As`part of the BBC’s sensational run-up to the 10th anniversary of 9/11, Mark Mardell speaks to a CIA officer about the use of torture, and whether or not it can ever be justified.
The ideas discussed in the full piece may or may not be of interest to you. I don’t know, and frankly don’t care. What I want to draw your attention to is this statement by Mardell, with which he ends the piece:
Such discussions are the meat and drink of adolescent debating societies, rather than mature democracies – where it is more normal to assume it is very wrong, while very occasionally turning a blind eye if it happens.
It has always intrigued me that when Britain really stood in peril of foreign conquest, when the blitz was killing more people than died on 9/11 night after night, it seems torture was not used.
Perhaps they simply never captured a Nazi senior enough to be worth putting to the question. What is the tipping point?

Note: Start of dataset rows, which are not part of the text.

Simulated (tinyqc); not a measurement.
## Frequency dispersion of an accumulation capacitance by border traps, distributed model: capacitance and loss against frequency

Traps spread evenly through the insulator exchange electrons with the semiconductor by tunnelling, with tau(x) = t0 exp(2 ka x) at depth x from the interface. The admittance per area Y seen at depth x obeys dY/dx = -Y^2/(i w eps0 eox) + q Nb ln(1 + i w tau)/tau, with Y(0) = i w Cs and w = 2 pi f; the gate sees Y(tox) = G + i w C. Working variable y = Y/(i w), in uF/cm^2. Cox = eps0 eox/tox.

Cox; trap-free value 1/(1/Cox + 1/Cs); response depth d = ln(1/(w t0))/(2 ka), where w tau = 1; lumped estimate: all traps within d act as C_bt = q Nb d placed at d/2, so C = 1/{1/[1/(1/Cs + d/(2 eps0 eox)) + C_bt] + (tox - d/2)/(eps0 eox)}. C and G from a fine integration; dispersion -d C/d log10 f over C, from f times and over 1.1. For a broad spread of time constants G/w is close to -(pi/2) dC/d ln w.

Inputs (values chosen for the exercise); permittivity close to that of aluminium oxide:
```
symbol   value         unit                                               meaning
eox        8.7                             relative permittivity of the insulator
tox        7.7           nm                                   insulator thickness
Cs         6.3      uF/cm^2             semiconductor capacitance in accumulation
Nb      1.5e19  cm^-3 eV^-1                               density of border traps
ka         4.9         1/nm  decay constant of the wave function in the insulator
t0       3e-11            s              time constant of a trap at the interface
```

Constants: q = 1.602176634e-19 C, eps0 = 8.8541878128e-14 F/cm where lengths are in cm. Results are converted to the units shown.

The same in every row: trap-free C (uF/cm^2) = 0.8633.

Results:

This is the BBC North America editor giving you his personal opinion that, not only is the US inferior to Britain, but we’re no better than adolescents. This is opinion, not journalsim, and sure as hell not impartiality.
Will any of you trust someone about US issues who so candidly sneers at us?
UPDATE: My thanks to all who have pointed out that Mardell is not only biased and arrogant, but ignorant of his own country’s history as well. His statement, on which his entire case for US inferiority seems to rest, is patently false. A full complaint to the BBC is on the way.